IntelLabs / ParallelAccelerator.jl

The ParallelAccelerator package, part of the High Performance Scripting project at Intel Labs
BSD 2-Clause "Simplified" License
294 stars 32 forks source link

50x slow-down with @acc #86

Closed CorySimon closed 8 years ago

CorySimon commented 8 years ago

First, really great work!

I tried using @acc in my Julia code, but it caused my code to slow by 50 times.

Here is a toy example that resembles what I am doing in my code:


using ParallelAccelerator

function f1(x::Array{Float64}, y::Array{Float64})
   x = cos(x)
   x = x .* y
   energy = sum(x)
   return energy
end

@acc function f2(x::Array{Float64}, y::Array{Float64})
   x = cos(x)
   x = x .* y
   energy = sum(x)
   return energy
end

x = rand(10000)
y = rand(10000)

# warmup
f1(x, y)
f2(x, y)
println("Without @acc")
@time [f1(x, y) for i = 1:100]
println("With @acc")
@time [f2(x, y) for i = 1:100]

The result is:

Without @acc
  0.010626 seconds (1.40 k allocations: 15.301 MB)
With @acc
  0.330101 seconds (5.40 k allocations: 189.938 KB)

Why is this so much slower with @acc? Oddly, there are more allocations with @acc but less memory used in these allocations. When I increase the size of the arrays x and y, @acc becomes faster. This must just be the overhead from the parallelization? I imagine the sum incurs a cost for parallelization but the first two lines in the function should not. So there is only a payoff with @acc when the size of the array is very large?

ehsantn commented 8 years ago

I don't see any big problem in the generated code. It is faster with @acc on my machine:

Without @acc
  0.018236 seconds (1.40 k allocations: 15.301 MB, 24.15% gc time)
With @acc
  0.002088 seconds (5.40 k allocations: 189.938 KB)

We need accurate performance analysis but this problem size is too small to justify parallelism overheads (e.g. cache communication) I think.

One option is including more computation and/or data initialization in the @acc function which reduces the parallelism overheads. You could also turn off parallelism and benefit from other optimizations with CGEN_NO_OMP=1 environment variable.

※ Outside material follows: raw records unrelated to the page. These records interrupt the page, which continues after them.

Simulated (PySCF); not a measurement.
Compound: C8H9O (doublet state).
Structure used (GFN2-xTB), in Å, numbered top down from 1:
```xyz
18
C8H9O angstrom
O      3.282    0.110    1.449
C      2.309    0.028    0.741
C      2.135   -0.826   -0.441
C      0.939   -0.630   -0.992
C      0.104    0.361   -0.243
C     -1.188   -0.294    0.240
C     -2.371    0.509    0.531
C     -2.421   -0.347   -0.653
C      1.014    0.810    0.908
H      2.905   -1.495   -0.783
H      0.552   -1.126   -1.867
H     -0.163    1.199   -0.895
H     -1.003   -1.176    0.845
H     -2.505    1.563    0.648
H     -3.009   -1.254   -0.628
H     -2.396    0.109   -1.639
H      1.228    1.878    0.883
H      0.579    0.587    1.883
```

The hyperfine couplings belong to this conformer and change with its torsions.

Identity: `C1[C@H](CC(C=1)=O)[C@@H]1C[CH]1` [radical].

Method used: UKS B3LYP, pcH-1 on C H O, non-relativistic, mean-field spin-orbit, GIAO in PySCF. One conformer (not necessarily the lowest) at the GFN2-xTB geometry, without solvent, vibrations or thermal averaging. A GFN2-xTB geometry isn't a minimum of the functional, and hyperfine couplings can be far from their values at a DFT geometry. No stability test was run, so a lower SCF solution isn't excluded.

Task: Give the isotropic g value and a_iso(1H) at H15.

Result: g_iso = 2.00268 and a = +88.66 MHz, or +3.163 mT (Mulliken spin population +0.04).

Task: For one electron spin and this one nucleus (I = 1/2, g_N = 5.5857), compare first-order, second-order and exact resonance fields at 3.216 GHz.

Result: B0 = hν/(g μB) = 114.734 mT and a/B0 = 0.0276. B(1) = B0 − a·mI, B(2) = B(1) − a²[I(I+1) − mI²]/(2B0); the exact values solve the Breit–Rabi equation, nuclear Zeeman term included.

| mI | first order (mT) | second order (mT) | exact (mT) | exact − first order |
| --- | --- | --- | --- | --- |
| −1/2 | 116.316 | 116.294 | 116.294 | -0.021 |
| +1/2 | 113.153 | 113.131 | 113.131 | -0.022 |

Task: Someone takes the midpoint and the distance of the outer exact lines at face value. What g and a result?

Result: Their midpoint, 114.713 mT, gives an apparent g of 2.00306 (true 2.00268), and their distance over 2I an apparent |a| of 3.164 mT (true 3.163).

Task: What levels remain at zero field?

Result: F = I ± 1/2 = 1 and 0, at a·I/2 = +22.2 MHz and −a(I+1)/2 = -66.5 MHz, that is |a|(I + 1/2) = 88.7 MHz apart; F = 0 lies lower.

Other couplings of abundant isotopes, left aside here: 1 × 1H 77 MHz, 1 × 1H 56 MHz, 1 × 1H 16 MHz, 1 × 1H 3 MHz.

lkuper commented 8 years ago

Hi @CorySimon, thanks for trying it out. Can you say something about the machine you're running this on, such as number of cores, etc? Also: which Julia version do you have? Which external C++ compiler are you using? Are you using MKL? Are you using OpenMP? All these things could play a role in performance.

On my desktop Ubuntu machine (4 physical cores) with Julia 0.4.4-pre, using ICC and MKL, and OpenMP, I seem to be getting:

julia> include("/home/lkuper/example.jl")
Without @acc
  0.013547 seconds (1.40 k allocations: 15.301 MB, 20.32% gc time)
With @acc
  0.002870 seconds (5.40 k allocations: 189.938 KB)

with the code as written.

DrTodd13 commented 8 years ago

Just to chime in, I see 0.024s and 0.018s for "without acc" and "with acc" respectively on the machine I tried. Also, note that you don't need two versions of the function. You only need one and when you want to run without the optimizations you can use "@noacc f2(...)". For 100x the problem size, I see 1.7s versus 0.15s.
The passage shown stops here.